Jason Jordaan: Hacking: no tools required
Corruption is so prevalent in countries like South Africa that criminals can easily access networks with no hacking tools needed, delegates heard at day two of the ITWeb IT Security Summit 2014.
Jason Jordaan, head of South Africa's cyber forensic laboratory special investigating unit, noted that while the standard security paradigm is "us on the inside behind a wall, and the bad guys on the outside", the reality is that the human element inside the organisation weakens the entire security infrastructure.
"Hacking the human is easy, because we are fallible," he said. Jordaan pointed out that corruption is pervasive in South African society, and that organised criminals use corruption as their basic model for operations.
Organised crime simply makes use of the human element, he said, noting that where social engineering fails, it is relatively simple to use corruption to gain access to enterprise networks and data. "No real hacking tools required, and corruption is a silent crime, so it's harder to detect."
"Everybody has his price," Jordaan said. "Whether that price is money, benefits, or even threats to a person's family, criminals can target key individuals and find their price quite easily."

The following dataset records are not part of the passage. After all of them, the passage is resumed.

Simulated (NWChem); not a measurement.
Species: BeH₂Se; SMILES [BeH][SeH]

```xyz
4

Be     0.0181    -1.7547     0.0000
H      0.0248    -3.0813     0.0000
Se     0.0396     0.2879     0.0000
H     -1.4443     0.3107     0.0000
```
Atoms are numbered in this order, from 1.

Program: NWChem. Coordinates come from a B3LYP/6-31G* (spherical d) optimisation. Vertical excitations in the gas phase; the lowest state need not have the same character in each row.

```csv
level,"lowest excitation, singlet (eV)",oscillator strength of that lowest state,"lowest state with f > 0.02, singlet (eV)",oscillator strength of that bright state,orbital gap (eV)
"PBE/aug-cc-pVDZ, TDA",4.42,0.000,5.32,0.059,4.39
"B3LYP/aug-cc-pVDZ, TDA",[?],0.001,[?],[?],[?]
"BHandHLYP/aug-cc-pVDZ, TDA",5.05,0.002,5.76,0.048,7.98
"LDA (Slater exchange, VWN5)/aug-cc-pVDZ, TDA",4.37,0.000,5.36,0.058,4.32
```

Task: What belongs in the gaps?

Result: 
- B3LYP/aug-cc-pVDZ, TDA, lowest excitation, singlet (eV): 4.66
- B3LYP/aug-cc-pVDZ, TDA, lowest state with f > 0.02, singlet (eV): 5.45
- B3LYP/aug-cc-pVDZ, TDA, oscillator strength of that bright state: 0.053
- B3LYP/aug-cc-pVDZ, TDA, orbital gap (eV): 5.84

Jordaan cited a case study of a recent breach of a critical state financial system, in which a systems administrator was paid R10 000 to install key-loggers to steal government user credentials and give criminals access to the financial system. Over R11 million was stolen in around three days. "This case is still in progress, but the upshot of it is - this guy sold his soul for R10 000."
Hacking the human is easy.Jason Jordaan
Mitigating the human element risk isn't easy, Jordaan told delegates; however, there are measures to reduce the risk. "You need to know your people well, and be alert to changes in their behaviour or lifestyle. You also need to keep them happy, and strive to instil a strong culture of ethics throughout the organisation."